# The Batchelor season finale



## Lee L (Oct 1, 2003)

My wife was doing some poking around in the To Do list and noticed that the Season Finale of The Batchelor was not sceduled to record with our SP. It could very well be a temporary thing, but best to check your season passes if you are a reality junkie.


----------



## Havana Brown (Feb 3, 2005)

Maybe cause you spelled it baTchelor?  

I didn't even know it was on now!


----------



## cwerdna (Feb 22, 2001)

It's scheduled to record for me. Maybe it's because it's 2 hours long and the OP has a conflict?


----------



## Lee L (Oct 1, 2003)

No conflcits, we told it to record this episode also and it did just fine. Probably was a temporary indexing quirk, I just figured better safe than sorry.

Good one on the batch elor. oops!


----------



## nmiller855 (Sep 26, 2000)

I had the same problem as you Lee L. There was no conflict, it just wasn't set to record. Once I told it to record, it shows that it will.


----------



## Paul E (Jul 9, 2002)

Thanks for posting this, Lee L!!  My "Bacheloraris" season pass didn't pick up the finale for some strange reason. You saved me and my TiVo from a week in the Dog House (my wife LOVES The Bachelor). :up:


----------



## crikee (Feb 28, 2006)

WOW!!! I wish I had read this BEFORE tonight!!!! I'm pissed at Tivo right now!! The finale????? GEES!!! I caught the last 15 minutes!! I cannot figure out why it did not tape it!! It's not even in the history log to let me know WHY.
So annoying!!  

Wendy


----------



## mitkraft (Feb 21, 2003)

crikee said:


> WOW!!! I wish I had read this BEFORE tonight!!!! I'm pissed at Tivo right now!! The finale????? GEES!!! I caught the last 15 minutes!! I cannot figure out why it did not tape it!! It's not even in the history log to let me know WHY.
> So annoying!!
> 
> Wendy


Exact same thing happened here. We sat down about 9:30 to watch it and were very pissed to find it wasn't recorded. We then had an ethical delima: Do we watch the last 30min so that it won't be spoiled for us today and forego the anticipation of watching the 2hr ep, or do we wait untill I can download it and risk having it spoiled?

My wife was especially upset since our decision to wait meant that she wouldn't be able to watch anything recorded today since most of her shows are either on ABC or are talk show type deals there they are likely to mention the Bachelor.

We decided to wait till I could download. I tried itunes knowing that Lost can be bought there, but they don't appear to have The Bachelor. I've been checking the torrent sites but don't see this episode up yet. I even went old school and started checking the newsgroups, but I haven't used them in so long I have to re-install and I think my ISP may be sanitizing my groups since I don't see any posts in the binary goups that would cary such stuff.

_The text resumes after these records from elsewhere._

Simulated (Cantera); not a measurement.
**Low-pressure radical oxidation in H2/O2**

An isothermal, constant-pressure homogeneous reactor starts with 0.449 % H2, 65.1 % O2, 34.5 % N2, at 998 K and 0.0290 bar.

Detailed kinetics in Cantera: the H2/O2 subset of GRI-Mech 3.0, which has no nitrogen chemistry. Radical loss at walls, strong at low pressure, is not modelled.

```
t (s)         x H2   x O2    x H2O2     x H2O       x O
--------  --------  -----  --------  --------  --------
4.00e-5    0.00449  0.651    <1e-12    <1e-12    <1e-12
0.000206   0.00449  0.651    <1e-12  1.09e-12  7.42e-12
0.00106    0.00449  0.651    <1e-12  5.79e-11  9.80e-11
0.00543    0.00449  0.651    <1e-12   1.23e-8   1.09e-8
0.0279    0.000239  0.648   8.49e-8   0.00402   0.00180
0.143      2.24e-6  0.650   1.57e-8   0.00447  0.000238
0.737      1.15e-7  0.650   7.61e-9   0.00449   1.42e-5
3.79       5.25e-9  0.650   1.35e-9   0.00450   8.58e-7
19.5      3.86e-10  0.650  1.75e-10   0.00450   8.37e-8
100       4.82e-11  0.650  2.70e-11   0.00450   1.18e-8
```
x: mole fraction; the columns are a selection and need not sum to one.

If someone knows where I can get a copy (torrent or otherwise) fastest or can hook me up with a download let me know. I'd be very grateful.


----------



## asatyss (Nov 6, 2003)

I'm in the same boat, my wife freaked out that the Bachelor didn't record.

If anybody still has a copy, I would love to get it. If anyone finds it on the net, please let me know as well.


----------



## cwerdna (Feb 22, 2001)

I still have it on my DirecTiVo. PM me if you want it. I can dump to VHS or DVD-R.


----------